It's not often that an article leaves me speechless.

Actually, it's never, but a recent piece on Slate.com almost did the trick. It took a couple of minutes for my jaw to undrop.

The headline is: The Supreme Court Justice Death Calculator.

Check it out.

No, it's not about a new death penalty case. It's about how likely each of the justices is to die within the next four years.

It may be because I'm on the cusp of elderliness myself, but I found this rather depressing and a little, oh, ghoulish. It's kind of like wondering how long your dog is going to last and then thinking about what kind to get next.

Far be it from me to question taste - clearly, I have very little - but consider how the justices may react if they run across this article.

You're deep in thought while researching an obscure intellectual property conundrum, or maybe you're exhausted after hours of channeling your favorite Founding Father and you decide to take a break and Google yourself.

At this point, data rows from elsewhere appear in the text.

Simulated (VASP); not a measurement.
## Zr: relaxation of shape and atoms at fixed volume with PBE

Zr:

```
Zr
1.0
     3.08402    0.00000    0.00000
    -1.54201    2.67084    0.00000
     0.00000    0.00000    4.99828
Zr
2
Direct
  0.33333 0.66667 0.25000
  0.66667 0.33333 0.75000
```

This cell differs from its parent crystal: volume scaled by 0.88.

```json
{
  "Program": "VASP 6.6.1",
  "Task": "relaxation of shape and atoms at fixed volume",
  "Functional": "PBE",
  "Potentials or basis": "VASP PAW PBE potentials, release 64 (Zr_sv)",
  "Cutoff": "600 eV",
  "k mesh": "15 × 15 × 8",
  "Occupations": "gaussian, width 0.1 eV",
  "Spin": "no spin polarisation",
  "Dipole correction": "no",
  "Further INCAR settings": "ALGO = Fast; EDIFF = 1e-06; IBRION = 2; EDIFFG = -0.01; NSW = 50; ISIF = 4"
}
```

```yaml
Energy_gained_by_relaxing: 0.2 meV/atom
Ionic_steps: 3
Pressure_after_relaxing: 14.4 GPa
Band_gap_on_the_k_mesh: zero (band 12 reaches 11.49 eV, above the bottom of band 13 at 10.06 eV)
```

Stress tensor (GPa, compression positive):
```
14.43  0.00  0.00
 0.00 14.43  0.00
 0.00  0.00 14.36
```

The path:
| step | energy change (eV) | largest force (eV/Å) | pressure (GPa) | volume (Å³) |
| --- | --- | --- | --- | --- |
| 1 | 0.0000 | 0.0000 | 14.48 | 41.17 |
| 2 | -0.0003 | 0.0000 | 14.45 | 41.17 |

And you find the Death Calculator.

Would you be surprised to hear about some justices suddenly chucking their robes and going on swingers' cruises?

We shouldn't be distracting our Supreme Court justices this way.

"Fuck it!" some justice whose time is nearly up is bound to think. "I don't need to research this issue. I've got a lifetime appointment and that lifetime is almost over. I'm going to decide this however I want. Maybe I'll roll some dice. What are they going to do to me? Fire me? Ha!"

You get the feeling some of them are already thinking that way, but there's no need to encourage it.

I have to admit the calculator is kind of fun to play with, though. I immediately calculated the odds of all of them dying - it's less than .01%. Apparently, they don't fly in planes together.

Justice with foot deepest in the grave?

Antonin Scalia.

You've got to figure he needs to get his blood pressure down.

I feel so guilty for using this calculator ...

Unexpected Scene: I don't spend a lot of time in courtrooms, so maybe the incident I witnessed the other day isn't all that unusual - but it was a first for me.

I walked into a courtroom during a trial just in time to hear the judge tell a witness not to do research on the Internet while testifying.

It got weirder.

The judge then told the witness to put his device on "stun."

I assumed I heard him wrong.

The witness then, with a straight face, said the machine was on "stun."

I don't know why I'm telling you this - most of you aren't going to believe me. I'm not sure I believe myself.

But whether I hallucinated this or not, it's an interesting concept. Why not let witnesses bring their laptops to the stand with them? After all, they get lots of hard questions and it's not a trivia contest or a final exam. Memory aids make sense.

I'd draw the line at porn and texting while testifying.

And no headphones.

Smoothie Move: My jaw moved south again last week after hearing a news story out of Vernal, Utah about the pro-drilling advocate who's charging liberals a dollar more than conservatives for smoothies.

This is weird on so many levels.

If you're not familiar with Utah (and there's no reason you should be), Vernal's claim to fame is that it's the site of a major dinosaur fossil quarry. Hence, the political dinosaur. That's not weird.

What is weird is that the conservative owns a health food establishment. Shouldn't he be serving endangered-species steaks or something? Shouldn't there be a fresh shotgun-killed mooseburger on the menu?

Stereotypes aside, does this liberal surcharge make any economic sense?

How does he tell who's a liberal if they don't tell him? OK, the guys who drive up in Priuses are obvious, but in winter it's hard to tell anyone apart.

And won't he lose money when liberals decide to stay away? Or does their lust for liquefied fresh vegetation transcend politics and an extra buck?

You'd think a conservative would be more concerned about his bottom line.

One could be cynical and say this is nothing but a publicity stunt (for either smoothies or oil-drilling - I'm not sure which). But this is Vernal, Utah. There won't be a mass migration.

But if you're going there, get me a smoothie and don't tell anyone who it's for.